It seems health care isn’t enough-now the feds want to taker over college loans. U.S. Education Secretary Arne Duncan blasted banks last month for making profits on student loan interest. Secretary Duncan says his department is the better education investment vehicle. More like Department of Motor Vehicles, says Sen. Lamar Alexander (R-TN), a former U.S. education secretary and former president of the University of Tennessee.


“Here is what they haven’t told us,” says Sen. Alexander. “The Education Department will borrow money at 2.8 percent from the Treasury, lend it to you at 6.8 percent and spend the difference on new programs. So you’ll work longer to pay off your student loan to help pay for someone else’s education — and to help your U.S. representative’s reelection.” But what about Secretary Duncan’s concern that college students graduate with debt averaging more than $20,000? Sen. Alexander does the math.

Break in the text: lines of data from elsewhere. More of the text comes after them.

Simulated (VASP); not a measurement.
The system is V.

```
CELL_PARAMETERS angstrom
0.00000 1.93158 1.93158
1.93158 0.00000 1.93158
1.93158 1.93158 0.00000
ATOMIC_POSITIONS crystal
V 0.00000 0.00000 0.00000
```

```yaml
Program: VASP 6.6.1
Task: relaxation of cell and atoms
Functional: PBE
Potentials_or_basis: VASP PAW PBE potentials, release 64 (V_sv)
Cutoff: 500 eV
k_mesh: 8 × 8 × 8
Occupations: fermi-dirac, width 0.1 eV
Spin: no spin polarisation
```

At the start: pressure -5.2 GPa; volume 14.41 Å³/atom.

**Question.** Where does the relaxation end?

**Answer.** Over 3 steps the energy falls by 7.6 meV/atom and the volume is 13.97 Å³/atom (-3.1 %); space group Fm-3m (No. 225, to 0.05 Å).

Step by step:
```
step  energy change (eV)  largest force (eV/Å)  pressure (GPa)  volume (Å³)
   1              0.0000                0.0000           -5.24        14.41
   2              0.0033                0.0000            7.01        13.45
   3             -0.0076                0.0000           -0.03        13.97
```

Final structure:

Typically students have an “average loan debt of $24,651. Assuming a standard 10-year repayment at 6.8 percent, those students would pay roughly $9,400 in interest. If we really want to save students money, why not just reduce the interest rate by 1.5 percentage points, to 5.3 percent, saving students $2,240 in interest?” Sen. Alexander explains that roughly 2,000 lenders offer government-backed student loans on more than 4,000 campuses. If students are smart enough to go to college, shouldn’t they be smart enough to pick the lender they prefer?


Apparently not. Secretary Duncan says it’s time to shift to “direct lending“and end “wasteful subsidies to banks.” But how is ED, a government bureaucracy, better situated to be a lender-much less one that’s not wasteful-since it exists on subsidies, too?


A better approach would be to let parents and students put aside as much as they can into tax-exempt college savings accounts at banks that offer the most competitive rates. Keeping more of their money would also get to the source of wasteful subsidies, namely government. Let other family members and even employers make tax-deductible contributions to those accounts as well. Meanwhile, cut the ED bureaucracy and redirect funds into college grants for students based on financial need. Make postsecondary institutions’ federal funding contingent upon matching those federal grants by streamlining their own administration and cutting costs.


Such an approach would expand students’ and their families’ options for financing higher education, while helping shrink government back to its proper scope.